Monday, September 27, 2004

If the rain won't go away, get out of the rain

I woke up yesterday morning absolutely certain that I wanted to leave Taipei, weather notwithstanding. So we all met up at New York New York and made our way to the northeast coast. A good thing, too, because it wasn't raining there! Like proper Taiwanese residents, we arrived at Fulong beach and got out of caravan to determine that we were hungry, and promptly got back into our cars to go to Aodi for a seafood lunch. Then we returned to Fulong. Unfortunately, the typhoons have swept a lot of debris onto the beach, and the sea was none to clean, either. So we just stood ankle deep in the water for a bit, and then headed off to Jin Gua Shi, this old mining town that is being restored as a historical tourist spot. Here are Abi's photos to keep you all entertained until I upload my own.

Wednesday, September 22, 2004

Life at in general

This post is actually a draft that I started in May. Since then, I no longer deal with brilliant people who are unreliable, but must instead deal with personalities who are always at the center of their attentions.

But the real reason I decided to blog today was an article in today's Asian Wall Street Journal about how junior officers are the ones taking charge in Iraq. The subject of the article, Captain Ayers, says about how to best prepare young solders for the experiences he's had:

"I guess I'd drop soldiers in a foriegn high school and give them two days to figure out all the cliques. Who are the cool kids? Who are the geeks? ...there would also have to be people in the high school trying to kill the soldiers."

Life is all about learning how to deal with the situation at hand. Someone wrote in iVillage the hardest part about having adult responsibilities in your 20s is that you don't have the experience to evaluate decisions. They advised cultivating a longer-term perspective, and asking one's self, "in 5, 10, 20 years, will this decision bring me closer to the life I want, or farther from it?"

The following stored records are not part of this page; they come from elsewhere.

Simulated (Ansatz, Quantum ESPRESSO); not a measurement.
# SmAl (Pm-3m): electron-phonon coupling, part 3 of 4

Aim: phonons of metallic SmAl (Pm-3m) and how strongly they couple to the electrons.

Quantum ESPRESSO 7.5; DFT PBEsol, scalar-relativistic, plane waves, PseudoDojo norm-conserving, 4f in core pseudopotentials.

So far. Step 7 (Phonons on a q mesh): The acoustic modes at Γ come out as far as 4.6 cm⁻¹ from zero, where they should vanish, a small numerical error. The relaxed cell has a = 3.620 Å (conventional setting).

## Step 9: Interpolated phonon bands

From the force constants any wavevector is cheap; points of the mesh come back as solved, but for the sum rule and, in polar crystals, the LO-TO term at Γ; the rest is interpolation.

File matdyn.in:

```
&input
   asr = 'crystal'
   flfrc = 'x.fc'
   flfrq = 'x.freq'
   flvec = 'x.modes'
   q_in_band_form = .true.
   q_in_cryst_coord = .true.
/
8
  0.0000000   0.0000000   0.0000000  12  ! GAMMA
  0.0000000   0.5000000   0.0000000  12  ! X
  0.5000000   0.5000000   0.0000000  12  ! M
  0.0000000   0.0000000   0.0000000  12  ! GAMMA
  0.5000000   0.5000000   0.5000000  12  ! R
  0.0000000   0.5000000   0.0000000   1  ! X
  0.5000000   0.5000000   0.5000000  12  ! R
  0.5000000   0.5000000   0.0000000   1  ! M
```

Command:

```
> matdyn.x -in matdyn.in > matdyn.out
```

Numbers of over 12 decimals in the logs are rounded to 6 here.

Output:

Sunday, September 19, 2004

strength and form

I've been back in Taiwan for less than a week, but already my trip to the States seems so long ago. I spent four days in Boston and four days in L.A. My brother is the best: he flew up to Boston one weekend to be with me, and to L.A. the following weekend (he's currently on a short-term assignment in Buffalo). Even more impressive is when three of my girlfriends and I picked him up at the airport in Rhode Island and then promptly went outlet shopping for 8 hours straight. A lot of my trip was spent shopping, not just for myself but also for the items that friends and co-workers in Taiwan requested (I was so proud of myself when I was able to get Eve's now-discontinued Bath & Bodyworks Country Apple scent lotion, as well as Angie's dried white sage to burn for home fragrance--the latter obtained in an alternative-Tibetan-bookstore in Santa Monica). My cousin, Evelyn, laughed as she saw me pack--I looked like I was going to Africa, not Taiwan, she said. But there are things you cannot get here, or the markup is incredibly expensive, so I brought back steel-cut oats, dried blueberries, almond butter, an acceptable substitute for my favorite Great Harvest Bread Company honey whole-wheat bread, and organic linens.

I had a list of restaurants that I wanted to eat at while in the States, but after two days I felt so full. Still, I got my $3 falafel from the food trucks outside of MIT, Indian food, and great Korean BBQ. I marveled at all the changes on campus, how young the students seemed to be, the comforting familiarity of administrators and professors--good friends--that were still there. Zofia was a fantastic host, and so good to see her after two and a half years. The amazing thing was, with email and instant messaging, we really only needed to catch up on two days worth of going-ons.

I was really struck by fashions in the States this time around. American woman have a casual, earthy sexiness. I noticed a change in footwear--flip flops were almost ubiquitous. Tank tops, jeans. Very casual. American women are bigger (larger portion sizes play a part, I'm sure), but also strong. They work out. They walk with pride. In contrast, young Taiwanese women are in general thin flaccidness encased in fashions that are not flattering: a mish-mash of ruffles and clashing patterns, in flats with pointy, witch-like upturned toes. And the shuffle across the street. Completely unattractive. Last night at Mint, I met a beautiful Taiwanese girl. Absolutely lovely face, but below the neck, I just didn't get her outfit.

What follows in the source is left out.